Monday, December 22, 2008

Zimbabwe prison guards stealing prisoner food to stay alive

Zimbabwe's highways are littered with police checkpoints, which is discomforting for foreign journalists working there illegally. But they are simply a pretext for extracting food or money from drivers.

“What are we having for Christmas?”, one policeman asked The Times. “I'm hungry,” another said bluntly. A third threatened to issue me with a ticket for stopping a yard past the point where he was standing. He then said that my companions - hitch hikers - were “unlawful passengers”. Eventually he backed down, but a black driver would have had to pay.

More alarming was when I was flagged down by two police officers near Bulawayo, prompting visions of Christmas in a lice-infested Zimbabwean prison. But they just wanted a lift.

In the car they raged against President Mugabe's regime. The senior one, a sergeant of five years' standing, claimed that his monthly salary did not buy even a litre of cooking oil. His work was merely “community service”. He said that he felt sympathy for the suffering of ordinary people, and that if they rebelled he would not fire on them.

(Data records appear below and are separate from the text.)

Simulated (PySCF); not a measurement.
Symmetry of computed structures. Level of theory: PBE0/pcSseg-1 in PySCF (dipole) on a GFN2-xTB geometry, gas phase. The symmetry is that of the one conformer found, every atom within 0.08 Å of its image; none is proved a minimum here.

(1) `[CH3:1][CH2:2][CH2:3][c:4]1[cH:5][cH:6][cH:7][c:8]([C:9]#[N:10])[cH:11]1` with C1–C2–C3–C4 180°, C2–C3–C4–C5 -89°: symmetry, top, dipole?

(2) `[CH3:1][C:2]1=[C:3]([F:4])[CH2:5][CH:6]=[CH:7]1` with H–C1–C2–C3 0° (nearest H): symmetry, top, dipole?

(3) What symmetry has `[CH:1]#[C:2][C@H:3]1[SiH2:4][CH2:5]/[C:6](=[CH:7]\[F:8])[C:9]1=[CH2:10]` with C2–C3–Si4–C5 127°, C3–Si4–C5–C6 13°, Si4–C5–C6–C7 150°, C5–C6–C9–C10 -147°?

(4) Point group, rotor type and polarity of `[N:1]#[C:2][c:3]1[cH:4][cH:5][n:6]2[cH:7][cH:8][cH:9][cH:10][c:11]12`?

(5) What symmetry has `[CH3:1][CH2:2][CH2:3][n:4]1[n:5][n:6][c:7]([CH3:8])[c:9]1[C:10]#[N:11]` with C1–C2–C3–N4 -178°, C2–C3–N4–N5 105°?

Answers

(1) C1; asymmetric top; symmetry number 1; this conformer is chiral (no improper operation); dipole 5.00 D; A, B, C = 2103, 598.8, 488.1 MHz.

Another passenger was a warden at Bulawayo's infamous Khami prison. The previous month he had earned 200 million Zimbabwean dollars - less than US$1 at today's rate. Of that sum he could withdraw only a fraction after queueing for four hours at the bank each morning. Every day and a bit, its value halved.

He said that he had five children to support and had not eaten bread for a year. He survived by stealing the prisoners' sadza - a porridge that is now a luxury for most - or by trading favours for food brought in by families. “There's no discipline ... We depend on the prisoners to stay alive.”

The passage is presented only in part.